I am looking for the solution to this improper integral. This was my approach:
Step I. (We use the 'pie slice' $\frac{\pi}{3}$). We define our log with $\frac{-\pi}{2} < \arg z < \frac{3\pi}{2}$.
\begin{equation}
\int_C \frac{\log(z)}{z^6 + 1}dz = \int_{L_1}\frac{\log(z)}{z^6 + 1}dz + \int_{L_2}\frac{\log(z)}{z^6 + 1}dz + \int_{\gamma_\epsilon}\frac{\log(z)}{z^6 + 1}dz + \int_{\Gamma_R}\frac{\log(z)}{z^6 + 1}dz
\end{equation}
Step II. Finding residues.
The only singularity located within our contour is the singularity $e^\frac{\pi i}{6}$.
\begin{equation}
2\pi i \operatorname{Res}(f; e^\frac{\pi i}{6}) = 2 \pi i\lim_{z\rightarrow z_0}\frac{(z-z_0)\log(z)}{z^6 – 1} = \frac{\pi^2}{18}e^\frac{\pi i}{6}
\end{equation}
Step III. Show that the integrals over $\Gamma_R$ and $\gamma_\epsilon$ $\rightarrow 0$ as $R \rightarrow \infty$ and $\epsilon \rightarrow 0$. We omit this as it is not a necessary part for this question.

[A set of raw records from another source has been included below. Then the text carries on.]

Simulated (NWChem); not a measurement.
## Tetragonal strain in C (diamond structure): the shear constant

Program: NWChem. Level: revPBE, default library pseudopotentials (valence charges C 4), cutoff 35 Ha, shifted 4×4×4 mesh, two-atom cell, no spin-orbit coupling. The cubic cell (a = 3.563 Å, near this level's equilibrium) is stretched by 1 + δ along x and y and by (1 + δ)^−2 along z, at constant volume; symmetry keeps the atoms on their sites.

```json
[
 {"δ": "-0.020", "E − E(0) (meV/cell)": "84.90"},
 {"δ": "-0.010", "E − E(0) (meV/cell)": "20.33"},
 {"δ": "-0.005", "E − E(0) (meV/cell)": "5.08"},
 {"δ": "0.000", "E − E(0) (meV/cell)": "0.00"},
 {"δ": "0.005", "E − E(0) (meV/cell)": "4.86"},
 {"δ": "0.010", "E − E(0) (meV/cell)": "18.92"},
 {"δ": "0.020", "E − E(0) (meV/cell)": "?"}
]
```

Step IV. Parametrise the integral over $L_2$.
\begin{equation}
\int_{L_2}\frac{\log z}{z^6 + 1}dz = -e^{\frac{\pi i}{3}}\int_{\epsilon}^{R} \frac{\ln(x) + i \frac{\pi}{3}}{x^6 + 1}dx
\end{equation}
Step V. When putting all of this together, we have
\begin{align}
\frac{\pi^2}{18}e^\frac{\pi i}{6} = (1-e^{\frac{\pi i}{3}})\int_{0}^{\infty} \frac{\ln(x)}{x^6 + 1}dx – i
e^\frac{\pi i}{3}\int_{0}^{\infty}\frac{\frac{\pi}{3}}{x^6 + 1}dx
\end{align}
Which is unfortunate because the answer is not real and therefore certainly not correct. Can you see what I did wrong?
Best Answer
The formula you've obtained is correct. The formula contains imaginary units, but it's not yet the final answer. Except for assmuing that the formula is incorrect, you did nothing wrong.
You have (after multiplying by $e^{-\frac{i \pi}{6}}$): $$\frac{\pi^2}{18} = -i \int_{0}^\infty \frac{\ln x}{x^6+1}dx + \frac{\pi(1-i\sqrt{3})}{6} \int_0^\infty \frac{dx}{x^6+1} $$ Knowing that the integrals have real values, you can take the real and the imaginary part of this equation $$\frac{\pi^2}{18} = \frac{\pi}{6} \int_0^\infty \frac{dx}{x^6+1} $$ $$0 = - \int_{0}^\infty \frac{\ln x}{x^6+1}dx - \frac{\pi\sqrt{3}}{6} \int_0^\infty \frac{dx}{x^6+1} $$ Solving this set of equations gives you $$ \int_0^\infty \frac{dx}{x^6+1} = \frac\pi 3$$ $$ \int_{0}^\infty \frac{\ln x}{x^6+1}dx = - \frac{\pi^2\sqrt{3}}{18}$$
If you want to obtain the values of these integrals without 'assuming' they are real, you can follow the method that Oscar Lanzi suggests in his answer.